The premise of “The Triangle” involves a team of specialists – a journalist (Eric Stoltz), a psychic (Bruce Davison), a professor (Michael Rodgers), and a deep-ocean resource engineer (Catherine Bell) – who are brought together by shipping tycoon Eric Benirall (played by Sam Neill). Benirall has lost several ships in the Bermuda Triangle, and, in the most recent incident, retrieved the ship but found all of his crew not only dead but virtually turned inside-out; he offers his team five million dollars each if they can solve the mystery of the Triangle. Simultaneous to this, we get to watch poor Meeno Paloma (Lou Diamond Phillips) find that things about his life have changed considerably as a result of his experiences as the only survivor of a Greenpeace expedition into the Triangle.
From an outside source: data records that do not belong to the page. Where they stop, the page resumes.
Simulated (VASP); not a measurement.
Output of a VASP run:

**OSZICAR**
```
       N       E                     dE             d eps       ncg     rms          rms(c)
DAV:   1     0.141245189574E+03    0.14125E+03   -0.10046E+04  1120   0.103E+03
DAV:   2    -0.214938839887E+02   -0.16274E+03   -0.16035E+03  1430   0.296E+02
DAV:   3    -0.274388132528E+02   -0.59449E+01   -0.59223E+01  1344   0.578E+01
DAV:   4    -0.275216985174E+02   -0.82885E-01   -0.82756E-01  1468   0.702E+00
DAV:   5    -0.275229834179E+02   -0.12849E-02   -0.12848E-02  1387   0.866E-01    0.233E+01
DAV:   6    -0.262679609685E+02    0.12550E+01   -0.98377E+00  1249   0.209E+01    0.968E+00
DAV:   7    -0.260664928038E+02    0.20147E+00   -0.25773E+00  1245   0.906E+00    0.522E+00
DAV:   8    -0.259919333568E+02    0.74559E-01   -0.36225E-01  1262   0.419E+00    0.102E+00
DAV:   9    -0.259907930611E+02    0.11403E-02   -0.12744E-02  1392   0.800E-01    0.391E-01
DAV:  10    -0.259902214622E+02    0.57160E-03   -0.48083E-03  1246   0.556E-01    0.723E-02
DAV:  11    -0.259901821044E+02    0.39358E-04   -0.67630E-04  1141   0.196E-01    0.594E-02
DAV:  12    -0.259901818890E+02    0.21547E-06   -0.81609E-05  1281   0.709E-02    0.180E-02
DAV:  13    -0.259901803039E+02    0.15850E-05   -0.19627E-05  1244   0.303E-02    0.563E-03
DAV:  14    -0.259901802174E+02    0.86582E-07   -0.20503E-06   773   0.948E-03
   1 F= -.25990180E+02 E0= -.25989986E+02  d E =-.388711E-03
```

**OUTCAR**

The special effects here are decidedly better than average for a television production, and, while there are certainly plot holes here and there, it’s easy enough for all those responsible to shrug their shoulders and say, “Hey, it’s the Bermuda Triangle, you’re always gonna have some mysteries.” The acting is strong throughout, with the requisite scenery-chewing from Davison when he’s in full-on psychic mode, and Charles Martin Smith, from “American Graffiti” and “The Untouchables,” has a very funny, if all too brief, turn as an alcoholic, slightly-shifty submarine captain. (“I was just through here a couple of weeks ago with some Columbians…um, I mean, some Columbian tourists…”) The only significant flaw with “The Triangle” is that, at 255 minutes, it’s overlong; while the time is spent fleshing out each of the main characters – the members of the team, as well as Meeno – and making them into more than just the usual action-flick caricatures, there’s still the sense that, over the course of the three segments, surely an hour’s worth of material could’ve been shaved off. As far as the special features on this DVD, they’re limited to the self-promoting “Sci-Fi Inside” special that aired on the network to promote the miniseries.
Ultimately, even with its faults, “The Triangle” is a success. If you enjoy a good sci-fi yarn that takes a premise grounded in reality and travels across the space-time continuum before reaching its conclusion, it’s worth picking up.